Status quo maintained for water sprinkling
The current system for billing for water usage for sprinkling will remain in place. But the Bemidji City Council voted on Monday to offer residents the opportunity to pay 12 equal payments, interest-free, to the city to cover the cost of the wate...
The current system for billing for water usage for sprinkling will remain in place.
But the Bemidji City Council voted on Monday to offer residents the opportunity to pay 12 equal payments, interest-free, to the city to cover the cost of the water meter.
Residents are charged for sanitary sewer use based on the amount of their water usage -- the city of Bemidji has offered a sprinkling "discount" that takes into consideration the amount of water used for sprinkling and other outdoor needs, but the resident must purchase a second water meter and pay for its installation.
The cost for the sprinkler is about $125 and installation costs range from $125 to about $325 depending on the situation, according to information presented during Monday's council meeting.

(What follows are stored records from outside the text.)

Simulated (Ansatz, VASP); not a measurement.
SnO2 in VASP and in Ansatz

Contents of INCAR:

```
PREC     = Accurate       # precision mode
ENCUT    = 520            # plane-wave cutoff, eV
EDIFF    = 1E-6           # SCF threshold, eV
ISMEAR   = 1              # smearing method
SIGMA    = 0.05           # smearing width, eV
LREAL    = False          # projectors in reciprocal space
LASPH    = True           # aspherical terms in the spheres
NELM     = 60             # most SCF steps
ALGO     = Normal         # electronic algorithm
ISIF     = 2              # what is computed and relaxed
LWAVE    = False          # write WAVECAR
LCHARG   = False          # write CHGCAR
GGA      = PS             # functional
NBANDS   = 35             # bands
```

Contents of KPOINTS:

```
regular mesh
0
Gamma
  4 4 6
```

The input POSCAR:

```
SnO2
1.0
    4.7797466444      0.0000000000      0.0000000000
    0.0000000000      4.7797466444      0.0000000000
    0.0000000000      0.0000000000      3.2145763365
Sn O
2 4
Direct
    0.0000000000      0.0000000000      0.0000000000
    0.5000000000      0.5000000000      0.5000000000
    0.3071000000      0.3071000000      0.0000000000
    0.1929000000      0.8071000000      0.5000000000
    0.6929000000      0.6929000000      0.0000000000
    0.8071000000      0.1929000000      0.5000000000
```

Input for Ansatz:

The council last discussed the issue in August, during which time Markeson asked staff to look into alternatives to the current plan, such as a computer program or whether residents could be charged for summertime water usage based on the wintertime usage.
City Manager John Chattin told the council that having the second water meter was the most accurate way of calculating water usage for sprinkling.
"You could look at it as an investment," he said, explaining that residents save money on their water bills that cover the cost of the additional meter.
Markeson said he was disappointed that city staff did not present an alternative plan to the current system.
"I think we have to find a more appropriate way to charge people," he said. "Or to not charge people."
Chattin said it was possible for the city to bill based on water usage during non-summer months, but that plan would have "inherent problems."
There are residents who leave the city to go south for the winter who have no water usage during wintertime months. He also questioned how the 170-some residents who already have purchased and installed the second water meter would react if the city changed its policy.
"We can't do a dual system without extension staff time," Chattin said.
Councilor Nancy Erickson said she is concerned about those who have already paid for the second water meter and its installation. She echoed Chattin's statement that the second meter is an "investment."
Markeson countered that there are retirees and others in the community who do not want to pay the up-front costs to save money over the long-term.